China’s football dream more elusive than ever after latest flops
China is throwing money at President Xi Jinping’s ambitions to boast a top-class national football team and one day host a World Cup.
But while the latter can be achieved by splashing the cash, the former appears further away than ever after a desperate four days.
China’s national team have long been an embarrassment to the country and on Friday, Marcello Lippi’s side lost 1-0 to Qatar in Doha, triggering another bout of soul-searching and finger-pointing by Chinese media and fans.
Titan Sports, citing “informed sources”, said that an apoplectic “high-ranking official” got on the phone to a team supervisor at the Khalifa Stadium before half-time to demand what was going on.
Lippi, said to be the best-paid international coach in the world on reported wages of between $23 million and $27 million a year, admitted he was shocked by the team’s performance in Qatar.
That was followed on Monday by a moribund 0-0 draw with Bahrain, who is ranked 113th in the FIFA rankings to China’s 75th, prompting Lippi to say that he was “mentally prepared for criticism”.
Some incandescent fans on Weibo, China’s equivalent of Twitter, called for the national team to be disbanded.
The 70-year-old Lippi, who is expected to step down after the Asian Cup in the UAE in January, said he had been “surprised and worried about the condition of our players” before the Qatar game.
“If the Asian Cup opened next week, I’d be worried, but we still have time to become better,” added Lippi, who led his native Italy to win the World Cup in 2006.
Big money, little return
China improved when Lippi took over nearly two years ago, but that initial bounce is gone. In his 21 games in charge they have won eight, lost eight and drawn five.
They failed to reach the World Cup in Russia — in Lippi’s defense, most of the damage to China’s qualifying hopes was done before he arrived — and he is under pressure for the first time.
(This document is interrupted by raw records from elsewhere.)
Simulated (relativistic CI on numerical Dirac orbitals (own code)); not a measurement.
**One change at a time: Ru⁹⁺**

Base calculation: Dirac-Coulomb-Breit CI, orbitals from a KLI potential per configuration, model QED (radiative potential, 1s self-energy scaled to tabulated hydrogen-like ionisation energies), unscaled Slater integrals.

Lippi’s side had plenty of the ball against World Cup 2022 hosts Qatar but lacked a cutting edge up front, where Chinese Super League (CSL) top-scorer Wu Lei had little support or service.
Lippi has previously bemoaned his lack of strikers, saying it was because CSL teams tended to favor expensive foreign forwards, limiting chances for Chinese players.
On Monday, the Chinese Football Association announced that another well-known coach, the 71-year-old Guus Hiddink, will take over the under-21 side — another statement of intent.
The Dutchman will earn just under four million euros a year after tax, local media said, which is more than England manager Gareth Southgate.
With Lippi and now Hiddink, China boasts two top coaches, albeit ones that are nearing the ends of their careers.
But there is widespread acknowledgement that China does not have the players to compete even with Asia’s best.
The average age of Lippi’s starting line-up against Qatar was 30, underlining the dearth of young talent.
“Speaking with no exaggeration, Lippi’s national team is truly standing at a crossroads,” journalist Bai Guohua wrote in the Soccer News newspaper.
Bai said that the inclusion of the 38-year-old midfielder Zheng Zhi “reflects the frustrating reality of Chinese football -– if the younger players could take over quickly, don’t you think Lippi would be willing to bring in more youngsters?”
As part of President Xi’s football drive, youth academies and pitches are springing up in China, but it is expected to take several years before they begin to bear fruit.
China has only reached the World Cup finals once, in 2002, when they failed to win a point or score a goal.
Bai lamented that “it feels like we are far from one step away from the World Cup”.
“This is not a unique problem for Lippi’s national team, but a chronic illness of the Chinese football team.”